I planted my own Kaleidoscope abelia in a bright back corner by the woods edge. In full sun its leaves glow gold and orange all season. The year a neighbor's fast maple threw shade over that corner, I noticed the same shrub turn flat, dull green. It barely bloomed. That gap is the short answer to abelia sun requirements. Abelia likes sun. It will take some shade, but it gives you the most flowers and the brightest leaves in full sun.
The abelia sun requirements are simple once you know them. Abelia works best as a full sun shrub, which means it wants at least six hours of direct sun each day. Plant it in a spot like that and you get dense growth, heavy flowering, and strong color from spring into fall. Your abelia is tough and forgiving, so it will live in less light. The difference shows up in how it looks, not in whether it survives.
The reason comes down to how your abelia flowers. It blooms on new wood, the fresh stems it pushes out each season. Sun fuels that new growth, and more new growth means more places for your flowers to form. Your plant in full sun keeps cranking out blooms for months. The same plant in low light slows down, makes fewer new stems, and gives you a thin scatter of flowers instead of a full show.
Light also drives leaf color. This matters most with variegated types like Kaleidoscope, Radiance, or Hopley's. Their gold, cream, and pink edges need bright light to stay vivid. Grow these in good sun and the colors pop. I have tested both spots side by side. Tuck a variegated abelia somewhere dim and it fades toward plain green. That defeats the whole point of buying a colorful cultivar.
Now for the trade-offs of a shadier spot. Abelia in shade still grows fine, and part shade suits it well. This is true in hot southern gardens. A little afternoon cover there keeps the leaves from scorching in summer heat. The sweet spot runs from full sun to part shade. Once you drop below about four hours of sun, expect open, leggy growth and far fewer flowers. In deep shade under dense trees, you may get almost no blooms at all.

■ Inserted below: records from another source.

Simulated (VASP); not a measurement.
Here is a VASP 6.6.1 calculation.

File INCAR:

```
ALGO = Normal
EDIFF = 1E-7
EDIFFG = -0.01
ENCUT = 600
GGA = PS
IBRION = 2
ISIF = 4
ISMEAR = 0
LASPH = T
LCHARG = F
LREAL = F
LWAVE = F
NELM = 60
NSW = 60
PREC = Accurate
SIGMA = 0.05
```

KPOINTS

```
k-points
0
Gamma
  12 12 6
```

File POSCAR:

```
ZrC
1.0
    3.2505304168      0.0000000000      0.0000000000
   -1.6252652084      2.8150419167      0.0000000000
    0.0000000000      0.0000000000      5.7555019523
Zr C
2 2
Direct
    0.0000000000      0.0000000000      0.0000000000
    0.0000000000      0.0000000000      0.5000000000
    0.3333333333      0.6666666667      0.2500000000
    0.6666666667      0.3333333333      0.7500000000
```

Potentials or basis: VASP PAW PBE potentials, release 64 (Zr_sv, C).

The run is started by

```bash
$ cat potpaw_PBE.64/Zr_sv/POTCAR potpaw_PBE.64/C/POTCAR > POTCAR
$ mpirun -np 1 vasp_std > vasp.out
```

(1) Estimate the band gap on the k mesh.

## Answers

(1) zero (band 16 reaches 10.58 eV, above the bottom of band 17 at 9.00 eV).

Six or more hours of sun gives you the best bloom and color. Four to six hours still works, with a bit less flowering. Under four hours leaves you with sparse flowers and leggy stems.
So pick your spot with the plant's job in mind. Did you buy a variegated abelia for its color? Give it your sunniest open ground. You will get bright foliage and steady flowers in return. I always save those bright beds for the colorful types. If shade is your only option, lean on a plain green-leaved type. A green abelia takes low light better than a fancy one.
When you set a new plant in the ground, give it room and aim for your open, sunny spot. Most abelias spread three to six feet wide, so do not crowd yours against a fence or wall that blocks light from one side. Water it well your first season while the roots take hold. After that, your abelia shrugs off heat and dry spells once it gets enough sun. A healthy, sunny plant needs little fuss from you.
Got an older abelia that used to bloom well and has gone quiet? Check what changed overhead. Trees and tall neighbors grow, and a shrub that started in full sun can end up shaded within a few years. Thin or cut back the branches casting shade over it. You can also move the abelia to a brighter bed in early spring. Once the sun comes back, the new wood follows, and the flowers follow that.